Consumer spending has been much more resilient than most economists had expected this year. Photo / Alexander Spatari, Getty Images
The US economy expanded faster than expected in the third quarter, growing at its quickest pace in almost two years in the latest sign of the country’s economic resilience despite high interest rates.
Strong consumer spending was the main driver of a 4.9 per cent annualised increase in gross domesticproduct, according to preliminary figures from the commerce department’s Bureau of Economic Analysis.
That was a jump from a 2.1 per cent rate in the second quarter, and the strongest figure since the fourth quarter of 2021. Economists on average had predicted a rate of 4.3 per cent.
Several economists said that while they expect growth to slow from the bumper third-quarter pace, the overall outlook remains strong.
“The underlying story is of a resilient consumer supported by a strong labour market,” said Eric Winograd, director of developed market economic research at AllianceBernstein. “As long as the consumer remains strong, the economy as a whole will.”
Consumer spending rose at an annualised rate of 4 per cent, up from just 0.8 per cent in the second quarter with solid growth across both goods and service sectors.
Business spending on inventories, which tends to be volatile, also provided a substantial boost in the third quarter that is likely to unwind in the fourth quarter.
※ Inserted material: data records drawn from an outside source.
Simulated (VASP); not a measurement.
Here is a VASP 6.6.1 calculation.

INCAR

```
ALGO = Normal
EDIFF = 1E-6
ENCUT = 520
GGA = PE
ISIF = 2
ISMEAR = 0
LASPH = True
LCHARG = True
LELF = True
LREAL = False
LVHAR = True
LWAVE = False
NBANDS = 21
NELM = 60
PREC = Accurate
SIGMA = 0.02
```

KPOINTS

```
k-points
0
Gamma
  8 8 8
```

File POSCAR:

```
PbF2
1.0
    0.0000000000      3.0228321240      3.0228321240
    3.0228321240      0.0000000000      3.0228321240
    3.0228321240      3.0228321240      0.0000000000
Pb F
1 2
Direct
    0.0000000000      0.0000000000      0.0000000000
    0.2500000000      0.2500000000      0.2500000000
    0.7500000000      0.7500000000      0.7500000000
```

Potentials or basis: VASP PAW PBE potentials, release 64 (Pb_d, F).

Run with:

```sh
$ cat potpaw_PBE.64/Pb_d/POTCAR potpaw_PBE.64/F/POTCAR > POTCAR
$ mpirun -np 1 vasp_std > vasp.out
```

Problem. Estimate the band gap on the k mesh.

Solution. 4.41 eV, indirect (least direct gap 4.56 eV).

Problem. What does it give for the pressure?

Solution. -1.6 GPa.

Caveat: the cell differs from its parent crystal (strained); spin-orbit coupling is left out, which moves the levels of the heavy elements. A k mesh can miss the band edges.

Tom Simons, an economist at Jefferies, said: “Inventories set a high bar that will be hard to surpass, and with student loan payments restarting, it would be shocking if we saw this kind of growth sustained going forward.” A repayment moratorium for student borrowers ended this month.
The data comes as the Federal Reserve prepares for a meeting next week to decide interest rates. The central bank has been trying to use higher rates to bring inflation back towards its 2 per cent target without causing a sharp deterioration in the economy.
The GDP figures are unlikely to drastically influence next week’s decision, as they are backward-looking compared with monthly data such as inflation and payrolls.
The Fed is widely expected to hold rates steady at a 22-year high, to give policymakers more time to assess the effect of their previous rate increases and recent events such as a sharp sell-off in bond markets.
Still, the growth data provide yet another reminder of the longer-term strength of the economy and support expectations that rates will stay elevated for an extended period. Longer-dated 10- and 30-year Treasury bonds, which have sold off drastically in recent weeks, are particularly sensitive to growth expectations.
Strong headline GDP figures can also influence consumer and business sentiment, which can have a knock-on effect on behaviour and inflation expectations.
Initial market reactions to the GDP data were muted, with modest dips in Treasury yields and a slight uptick in stock market futures immediately following the release.
The 10-year Treasury yield edged lower by 0.04 percentage points to 4.91 per cent. Expectations of Fed policy in the futures market were stable, with investors betting there is only a 27 per cent chance that the Fed will raise interest rates again this year.
Some sectors of the economy have been knocked by the increase in interest rates, particularly the property sector. Sales of existing homes fell to their slowest pace in 13 years in September as mortgage rates rose.
Consumer spending has been much more resilient than most economists had expected this year, with strong retail sales data earlier this week helping to briefly push the 10-year Treasury yield to a 16-year high.
Sophia Drossos, economist at Point72 Asset Management, said consumers had been helped by a combination of rising wages and slowing inflation.
“The pace of consumption is probably going to moderate... [but] if we continue to see decline in inflation while the job market is healthy, consumers will remain on a solid footing.”
Thursday’s figures are based on preliminary data.
The BEA will publish a second estimate late next month, and a third figure in December.